Seanad debates

Thursday, 22 March 2012

Finance Bill 2012 (Certified Money Bill): Committee and Remaining Stages

 

11:00 am

Photo of Michael NoonanMichael Noonan (Limerick City, Fine Gael)

As Senator Reilly acknowledged, the Bill already provides for an increase in the exemption threshold from €4,004 to €10,036. This measure will cost in the region of €47 million for a full year and will remove nearly 330,000 people from the charge. While this is a significant cost, I do not expect it to result in a reduced yield for the Exchequer because of the switch to an accumulative basis of deduction and payment by the Revenue Commissioners from 1 January 2012, which will save a similar amount by avoiding underpayment of the universal social charge.

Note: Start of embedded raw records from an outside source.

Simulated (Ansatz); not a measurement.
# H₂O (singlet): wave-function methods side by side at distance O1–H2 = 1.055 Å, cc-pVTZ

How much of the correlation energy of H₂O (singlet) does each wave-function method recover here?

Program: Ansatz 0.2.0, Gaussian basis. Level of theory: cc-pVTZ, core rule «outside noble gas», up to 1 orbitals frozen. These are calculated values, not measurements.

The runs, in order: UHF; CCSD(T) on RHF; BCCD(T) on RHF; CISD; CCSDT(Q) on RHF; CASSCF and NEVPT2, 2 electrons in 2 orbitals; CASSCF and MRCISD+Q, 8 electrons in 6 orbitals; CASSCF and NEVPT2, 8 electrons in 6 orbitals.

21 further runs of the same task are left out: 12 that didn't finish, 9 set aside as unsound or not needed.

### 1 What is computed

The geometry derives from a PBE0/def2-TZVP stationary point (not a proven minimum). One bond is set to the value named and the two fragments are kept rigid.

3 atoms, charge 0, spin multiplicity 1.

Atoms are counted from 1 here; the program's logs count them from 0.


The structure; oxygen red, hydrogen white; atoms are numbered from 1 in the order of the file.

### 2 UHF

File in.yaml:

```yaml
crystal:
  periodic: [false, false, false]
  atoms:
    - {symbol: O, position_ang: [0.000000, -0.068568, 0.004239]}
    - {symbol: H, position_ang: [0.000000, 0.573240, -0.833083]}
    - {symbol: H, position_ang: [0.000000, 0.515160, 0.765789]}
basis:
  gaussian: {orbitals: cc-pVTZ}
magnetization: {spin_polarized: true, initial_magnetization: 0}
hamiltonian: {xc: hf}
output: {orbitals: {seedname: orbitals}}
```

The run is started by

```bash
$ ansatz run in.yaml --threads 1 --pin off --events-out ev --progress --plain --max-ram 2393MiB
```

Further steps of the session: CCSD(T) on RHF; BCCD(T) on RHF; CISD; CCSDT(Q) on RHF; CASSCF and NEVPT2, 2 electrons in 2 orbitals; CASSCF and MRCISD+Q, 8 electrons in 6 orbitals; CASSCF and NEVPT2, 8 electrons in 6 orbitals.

The additional cost of the recommendation would be in the region of €117 million for a full year and would remove an additional 273,000 people from the charge. This is a significant net cost, particularly in the context of the current budget balance. Moreover, a figure of €17,000 would bring the exemption threshold for the USC above the current entry point for income tax of €16,500 for a single person. Acceptance of this change would seriously undermine the rationale for the introduction of the USC, which was aimed at broadening the tax base from its unsustainable narrow level whereby a relatively small proportion of income earners were responsible for a disproportionate amount of the overall income tax yield, and to ensure most people made some contribution, however small, towards the provision of services and assisting the correction of the public finances. The removal of an additional 273,000 people from the charge would effectively reverse the base broadening already achieved. I must, therefore, oppose the recommendation.